As I have said in the past, comment upon the original work quite often does not exist in fine art contexts, and it certainly does not exist in the case of Warhol’s Prince Series. Warhol’s images do not comment upon Goldsmith’s photograph in any way, and AWF does not argue otherwise.[1] Instead, relying upon the broader “new meaning and message” principle, it claims that the screens convey “something different” from the photograph. In fact, I agree that this is true but disagree that this favors a finding a fair use under factor one.

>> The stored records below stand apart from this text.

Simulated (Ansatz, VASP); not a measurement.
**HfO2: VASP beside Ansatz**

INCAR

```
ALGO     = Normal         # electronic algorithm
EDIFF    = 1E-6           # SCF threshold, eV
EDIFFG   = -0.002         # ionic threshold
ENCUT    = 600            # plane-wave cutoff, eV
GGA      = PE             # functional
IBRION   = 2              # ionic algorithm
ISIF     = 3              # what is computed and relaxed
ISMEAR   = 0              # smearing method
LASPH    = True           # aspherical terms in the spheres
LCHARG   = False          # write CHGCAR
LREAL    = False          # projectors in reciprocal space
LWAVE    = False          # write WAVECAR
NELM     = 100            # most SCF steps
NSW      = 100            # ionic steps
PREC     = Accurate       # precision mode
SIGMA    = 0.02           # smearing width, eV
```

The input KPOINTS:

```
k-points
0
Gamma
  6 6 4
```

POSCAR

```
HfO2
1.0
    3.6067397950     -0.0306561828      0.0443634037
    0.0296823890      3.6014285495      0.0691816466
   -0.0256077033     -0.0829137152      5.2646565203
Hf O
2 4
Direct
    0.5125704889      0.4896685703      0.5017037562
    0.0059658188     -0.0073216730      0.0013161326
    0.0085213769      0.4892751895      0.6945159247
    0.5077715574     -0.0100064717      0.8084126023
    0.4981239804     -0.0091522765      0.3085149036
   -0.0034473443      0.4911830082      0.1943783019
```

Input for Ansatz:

Different meaning may be present, but if the secondary work does not contain at least some element of comment upon the original, there is no rationale keeping the first factor analysis from spilling over the levy quoted above in Campbell. AWF, for instance, asserts that the Warhol screens convey “Prince as icon” in contrast to Goldsmith who contends that her photo expresses “Prince as vulnerable budding star.” Both interpretations are well-founded in the context of art appreciation but irrelevant in regard to copyright law. The differences between the two works, absent any evidence of commentary, becomes a vague consideration that is indistinguishable from satire or other broad purposes historically held not to be fair uses as a matter of law.

This is one reason why the “transformativeness” concept has caused so much trouble:  because it leads courts to find fair use solely on the basis of “some difference,” and this implies a fair use doctrine without limits. Certainly, this is the outcome the copyright skeptics would like to see, but it is not good law, and it is aggravated by the fact that factor one has often weighed too heavily in the four-factor test. My gut says that the Court should find that AWF’s defense fails on the “transformative” analysis in factor one and in doing so, should reaffirm the holding in Campbell stating that where no commentary upon the original work exists, “other factors will loom larger.”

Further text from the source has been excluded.